Phooey. If you’re any kind of taster at all, you know instantly when snap peas are too young or pod peas are over the hill. And if peas were sold by name, like tomatoes, you’d have little trouble noticing that different varieties have distinct degrees and kinds of sweetness, more and less tenderness, juiciness, grassiness…
And then the words start failing. I can say things like “Early Perfection has a slightly spicy note,” or “Casselode has old fashioned pea flavor with faint echoes of field peas.” But vegetable-speak has a long way to go before it’s as useful as wine-speak. I’m working on helping the produce catch up, so if you have good ways to describe the many, many tastes of peas, please write and let us know.

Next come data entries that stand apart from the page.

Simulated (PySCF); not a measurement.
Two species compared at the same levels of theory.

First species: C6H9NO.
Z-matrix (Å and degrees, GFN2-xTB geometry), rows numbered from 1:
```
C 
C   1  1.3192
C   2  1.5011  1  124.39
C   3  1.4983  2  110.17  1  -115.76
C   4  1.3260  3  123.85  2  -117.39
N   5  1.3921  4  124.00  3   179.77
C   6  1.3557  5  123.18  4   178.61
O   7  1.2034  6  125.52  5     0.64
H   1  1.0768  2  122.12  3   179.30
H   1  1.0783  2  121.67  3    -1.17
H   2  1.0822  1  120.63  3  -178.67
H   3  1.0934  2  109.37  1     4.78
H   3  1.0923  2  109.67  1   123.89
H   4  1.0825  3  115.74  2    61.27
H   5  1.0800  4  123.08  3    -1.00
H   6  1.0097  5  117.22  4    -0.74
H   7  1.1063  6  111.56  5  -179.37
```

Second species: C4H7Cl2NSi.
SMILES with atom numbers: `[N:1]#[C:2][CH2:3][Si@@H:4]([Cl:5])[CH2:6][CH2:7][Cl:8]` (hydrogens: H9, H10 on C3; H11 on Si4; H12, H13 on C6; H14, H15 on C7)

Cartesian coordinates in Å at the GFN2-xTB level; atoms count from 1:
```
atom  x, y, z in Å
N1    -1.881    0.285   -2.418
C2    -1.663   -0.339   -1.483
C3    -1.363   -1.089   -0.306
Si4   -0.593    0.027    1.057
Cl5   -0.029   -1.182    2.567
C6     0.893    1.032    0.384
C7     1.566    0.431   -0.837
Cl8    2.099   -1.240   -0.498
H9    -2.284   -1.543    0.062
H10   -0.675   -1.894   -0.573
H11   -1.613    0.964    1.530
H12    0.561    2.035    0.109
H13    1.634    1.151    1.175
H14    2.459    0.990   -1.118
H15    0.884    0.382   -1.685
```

- Left to right: Early Perfection, Laxton’s Progress #9, Casselode, Sugar Ann, Gonzo, Sugar Sprint
Can’t expect tasters to know how different the plants themselves look. That’s a treat for gardeners.
This is how our squash bed/pea patch looked yesterday, 2 weeks after the version that ended Eric’s post on companion planting.

asparagus to the rear, mowed central path at the right. Actual distance between: @ 20 feet.
The plan: Early in spring, plant lettuce, fava beans and peas at the path edge of what will become the winter squash bed. By the time it’s warm enough to plant the squash, the peas will be flowering. By the time the squash flows lavalike over the edge of the bed, the early things will be all done.
Big question for today: will they be all done?